AKA my Favorite Fall Weather Reads
Yes, I am one of those annoying people who love pumpkin spice and celebrate the season it shows up in everything. I admit this with zero shame, because pumpkin spice is the best. And you know what’s even better? Apples. And caramel. And caramel apples. And butternut squash, pecans, maple, cinnamon, cloves…basically every food item in autumn. I have learned how to make pumpkin spice (it’s super easy) so I can include the flavor whenever I want, year round, and I SHALL NOT BE STOPPED.
Something about this time of year calls for dark reads as well, so this is the time I drag out my favorite horror. This tends to be pretty Stephen King heavy because I am a loyal constant reader, but I also love short story anthologies with truly depressing themes. [If I can recommend anything to you I would really push the John Joseph Adams edited books.]
As always, click on the book titles to be taken to their Goodreads page, and you’re welcome in advance for making it difficult to sleep at night. (It might go without saying, but ALL THE CONTENT WARNINGS for these books. Go in prepared.)
Night Shift, one of King’s older short story collections and one of his strongest.
Skeleton Crew, another King short story gem with my favorite, The Raft, contained therein.
Wastelands: Stories of the Apocalypse edited by John Joseph Adams. There really aren’t any stories in here I rated less than 3 stars. It’s a stellar collection, and very bleak. Octavia E. Butler’s Speech Sounds was my favorite.
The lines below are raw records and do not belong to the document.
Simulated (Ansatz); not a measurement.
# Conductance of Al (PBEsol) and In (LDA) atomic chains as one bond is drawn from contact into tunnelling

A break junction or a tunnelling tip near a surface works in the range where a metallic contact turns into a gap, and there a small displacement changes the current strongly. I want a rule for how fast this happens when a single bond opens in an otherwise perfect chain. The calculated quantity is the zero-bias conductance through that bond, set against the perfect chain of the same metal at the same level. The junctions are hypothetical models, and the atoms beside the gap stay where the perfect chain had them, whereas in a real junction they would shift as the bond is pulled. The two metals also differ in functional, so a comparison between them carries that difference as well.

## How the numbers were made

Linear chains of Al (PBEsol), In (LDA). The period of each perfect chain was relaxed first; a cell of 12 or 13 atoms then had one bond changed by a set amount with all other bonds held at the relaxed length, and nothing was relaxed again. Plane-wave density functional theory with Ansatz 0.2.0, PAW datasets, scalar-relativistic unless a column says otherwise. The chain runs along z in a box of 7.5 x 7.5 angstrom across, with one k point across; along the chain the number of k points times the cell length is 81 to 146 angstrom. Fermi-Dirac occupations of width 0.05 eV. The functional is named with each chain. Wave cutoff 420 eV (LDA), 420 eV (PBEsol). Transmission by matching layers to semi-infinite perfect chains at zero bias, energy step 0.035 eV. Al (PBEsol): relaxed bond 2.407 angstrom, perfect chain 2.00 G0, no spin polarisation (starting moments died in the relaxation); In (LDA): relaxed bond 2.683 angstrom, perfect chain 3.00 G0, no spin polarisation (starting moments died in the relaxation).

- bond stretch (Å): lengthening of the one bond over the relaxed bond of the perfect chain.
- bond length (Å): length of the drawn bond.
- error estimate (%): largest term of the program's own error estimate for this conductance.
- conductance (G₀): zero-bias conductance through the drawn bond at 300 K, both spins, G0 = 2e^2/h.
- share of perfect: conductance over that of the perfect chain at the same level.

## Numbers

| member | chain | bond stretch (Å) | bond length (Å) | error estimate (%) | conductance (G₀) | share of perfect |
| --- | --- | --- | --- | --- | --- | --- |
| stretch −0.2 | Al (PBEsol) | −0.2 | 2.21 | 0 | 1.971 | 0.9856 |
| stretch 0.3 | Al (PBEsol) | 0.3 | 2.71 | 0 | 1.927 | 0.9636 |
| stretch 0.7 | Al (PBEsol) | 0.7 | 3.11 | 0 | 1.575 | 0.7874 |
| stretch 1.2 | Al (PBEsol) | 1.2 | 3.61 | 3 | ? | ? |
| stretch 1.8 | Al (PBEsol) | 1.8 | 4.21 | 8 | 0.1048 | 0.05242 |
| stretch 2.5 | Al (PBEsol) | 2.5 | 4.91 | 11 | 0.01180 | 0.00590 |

The three I like to think of as the Stephen King trifecta all Constant Readers should at least attempt:
The Stand: my personal favorite, yes, I even like that ending.
IT: visceral jump scares abound. It’s the closest thing to pure gore King has written, I think.
And ‘Salem’s Lot: a fairly depressing take on the vampire genre where we humans are not in fact any smarter or better or luckier than the vampires, we just make great entertainment before dinner.
The Living Dead, edited by John Joseph Adams. The Stephen King story, Home Delivery, was great because of course he shines in a short story format. But there were several others like This Year’s Class Picture (Simmons), Beautiful Stuff (Susan Palwick), Blossom (David J. Schow), and The Third Dead Body (Nina Kiriki Hoffman) which really stood out to me for different reasons ranging from characterization to situation to gore.
The Living Dead 2, also edited by John Joseph Adams. In the first collection Adams specifically says he was searching for less-well-known stories by well known authors, or less-famous authors in general. The second collection just has fun with it and includes all the stories Adams wanted to the first time. If I had to pick a favorite it would be Living With the Dead by Molly Brown.
The Girl with All the Gifts by M.R. Carey. One of the better ending twists I’ve ever read. It really nails that thin edge of being beautifully terrifying.
Invasive, by Chuck Wendig. I’ve become a big fan of Wendig over the last few years and I recommend any of his books. The bug-phobics among you should avoid this one.
World War Z by Max Brooks. Unique in format and more global than most zombie books. Instead of narrowing in on one main character, Brooks makes the entire world the character. It’s very well done.
The Shuddering, by Ania Ahlborn. Ahlborn takes some classic tropes (snowbound, there’s something in the woods, slasher style gore) and puts her own take on them. And she’s considered a star author in the horror genre for good reason.
Dead of Winter, by Kealan Patrick Burke. Burke does quick, slashy short stories with characterizations that draw you in just as much as they’re supposed to, so you can really feel it when he kills off those characters. Visitation Rights was my favorite story from the collection.